Image to Video
Generate a video clip that begins from a start-frame image. Describe the camera, scene, subject, action, environment, style, and lighting you want, and optionally generate audio inside the clip.

How It Works
AI generates a video clip beginning from the selected or uploaded Start Frame Image. You can prompt a detailed description of the video — camera, scene, subject, action, environment, style, lighting — and optionally generate audio within the video.
How to Use
Step 1 — Select or Upload a Start Frame Image
Select an image and click Next. This image will be used as the start frame of the generated video. Pick an image that will lively and naturally start moving.
You may open gallery tabs My Assets (images previously uploaded to the brand), Text to Image, Reimagination, or Scene Forge (AI-generated images), and select an image.
Alternatively, click Upload Asset to upload your own start frame image (PNG or JPEG).
Best Practices
- Aspect ratio (recommended): 16:9 (landscape) or 9:16 (portrait).
- Resolution (recommended minimum): 1920×1080 (landscape) or 1080×1920 (portrait).
- Avoid images with children, minors, or celebrities. Video generation may be blocked by AI content-safety filters.
Step 2 — Set Parameters
- Orientation: Select the video aspect ratio — 16:9 (landscape) or 9:16 (portrait).
- Note: Walmart video campaigns only accept 16:9 aspect ratio.
- Audio: Toggle Enable Audio if needed (default: OFF).
- Video Model: Select the AI video generation model. Default: Optimized. See Video Models below.
Video Models
Choose the model that best fits your quality, speed, and length needs. Optimized is the default and a good starting point. Each model shows its quality, speed, and default length in the selector.

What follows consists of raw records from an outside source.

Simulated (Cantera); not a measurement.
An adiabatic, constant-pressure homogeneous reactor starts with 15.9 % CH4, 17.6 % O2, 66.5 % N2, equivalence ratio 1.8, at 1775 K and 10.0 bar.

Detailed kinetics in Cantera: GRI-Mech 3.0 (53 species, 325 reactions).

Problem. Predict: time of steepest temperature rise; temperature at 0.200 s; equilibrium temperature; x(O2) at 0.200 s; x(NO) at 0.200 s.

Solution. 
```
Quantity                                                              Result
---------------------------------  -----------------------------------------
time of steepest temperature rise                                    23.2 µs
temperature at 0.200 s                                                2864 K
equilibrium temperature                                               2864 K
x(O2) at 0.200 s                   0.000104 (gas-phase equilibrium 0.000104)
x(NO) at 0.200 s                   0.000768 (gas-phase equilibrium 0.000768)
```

| Model | Quality | Speed | Default Length |
|---|---|---|---|
| Optimized (default) | Premium | Standard | 8s |
| Seedance 2.0 | Premium | Standard | 8s or 15s |
| Kling 3.0 Omni Pro | Premium | Slow | 15s |
| Veo 3.1 | Premium | Standard | 8s |
| Grok Imagine Video | High | Fast | 15s |
| PixVerse V6 | Standard | Standard | 15s |
Notes:
- Duration: Only Seedance 2.0 lets you choose the length (8s or 15s). All other models use a fixed length.
- End Frame: All models except Grok Imagine Video support an optional end frame for start-to-end interpolation.
- Prompt enhancement is available on Optimized and Veo 3.1.
Step 3 — Write your Prompt
Describe the video you want to generate as precisely as possible in the Text Prompt.
Limitations
- Max 2,000 characters.
- Avoid children, minors, or celebrities. Video generation may be blocked by AI content-safety filters.
Best Practices — structure these elements
- Camera:
- Composition: e.g., "wide shot", "close-up".
- Angle: "eye level", "low-angle", "high-angle".
- Motion: e.g., "dolly", "pan", "zoom in", "stationary", "arc shot", "chase".
- Lens Effects: "shallow depth of field", "sharp focus", "focused on product".
- Scene: e.g., "no scene transitions/cuts", "keep full subject in frame throughout the entire video".
- Subject: what/who the main product or character is. If they already appear in the Start Frame Image, only add necessary details to avoid contradictions.
- Action: what the subjects are doing.
- Environment / Background.
- Style: e.g., "photorealistic", "cinematic", "live action".
- Lighting: e.g., "natural soft indoor lighting".
- Audio (if enabled):
- Dialogue: use quotation marks for specific speech (e.g., The woman excitedly says "I'll come again!").
- Ambient Sound: e.g., "wind calmly blowing", "chats in a cafe".
- Sound Effects (SFX): e.g., "thunder in the distance".
- BGM: background music type. Prompt "No BGM" if BGM is not wanted.
Align Prompt with Start Frame Image — the prompt needs to align with the selected or uploaded Start Frame Image. Avoid prompts that contradict the image (e.g., prompting "sunlight" while the image looks indoors). Video AI may get confused and produce sudden, unintended scene transitions.